[
https://issues.apache.org/jira/browse/TIKA-885?page=com.atlassian.jira.plugin.system.issuetabpanels:comment-tabpanel&focusedCommentId=13475865#comment-13475865
]
Luis Filipe Nassif edited comment on TIKA-885 at 10/16/12 12:46 PM:
--------------------------------------------------------------------
Ok, I got the idea. I think it will solve the problem. Setting a flag on
metadata changes and testing for it on reads and writes would save
unnecessarily copies and synchronization.
I will open a new issue describing the improvement on PipedReader and
PipedWriter to use with ParsingReader.
was (Author: lfcnassif):
Ok, I got the idea. I think it will solve the problem. Setting a flag on
metadata changes and testing for it on reads and writes would save
unnecessarily copies and synchronization.

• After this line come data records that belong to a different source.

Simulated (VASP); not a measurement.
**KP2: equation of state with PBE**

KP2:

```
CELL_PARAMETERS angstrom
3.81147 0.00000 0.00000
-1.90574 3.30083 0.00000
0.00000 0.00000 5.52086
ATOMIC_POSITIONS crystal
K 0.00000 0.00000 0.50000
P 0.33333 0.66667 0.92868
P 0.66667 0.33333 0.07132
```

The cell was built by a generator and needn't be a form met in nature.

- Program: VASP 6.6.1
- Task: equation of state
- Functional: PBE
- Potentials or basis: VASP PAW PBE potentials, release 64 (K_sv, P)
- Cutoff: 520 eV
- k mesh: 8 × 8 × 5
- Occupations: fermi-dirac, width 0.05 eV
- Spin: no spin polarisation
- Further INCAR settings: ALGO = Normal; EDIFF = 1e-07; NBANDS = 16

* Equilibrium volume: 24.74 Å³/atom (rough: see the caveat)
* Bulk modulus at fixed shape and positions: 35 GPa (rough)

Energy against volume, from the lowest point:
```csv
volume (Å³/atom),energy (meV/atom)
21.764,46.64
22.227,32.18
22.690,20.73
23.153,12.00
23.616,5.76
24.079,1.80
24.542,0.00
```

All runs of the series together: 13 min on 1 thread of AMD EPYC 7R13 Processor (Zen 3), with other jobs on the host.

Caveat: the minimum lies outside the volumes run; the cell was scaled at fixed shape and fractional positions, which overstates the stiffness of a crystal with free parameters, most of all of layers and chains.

I have opened a new issue TIKA-1007 describing the improvement on PipedReader
and PipedWriter to use with ParsingReader.
> Possible ConcurrentModificationException while accessing Metadata produced by
> ParsingReader
> -------------------------------------------------------------------------------------------
>
> Key: TIKA-885
> URL: https://issues.apache.org/jira/browse/TIKA-885
> Project: Tika
> Issue Type: Improvement
> Components: metadata, parser
> Affects Versions: 1.0
> Environment: jre 1.6_25 x64 and Windows7 Enterprise x64
> Reporter: Luis Filipe Nassif
> Priority: Minor
> Labels: patch
>
> Oracle PipedReader and PipedWriter classes have a bug that do not allow them
> to execute concurrently, because they notify each other only when the pipe is
> full or empty, and do not after a char is read or written to the pipe. So i
> modified ParsingReader to use modified versions of PipedReader and
> PipedWriter, similar to gnu versions of them, that work concurrently.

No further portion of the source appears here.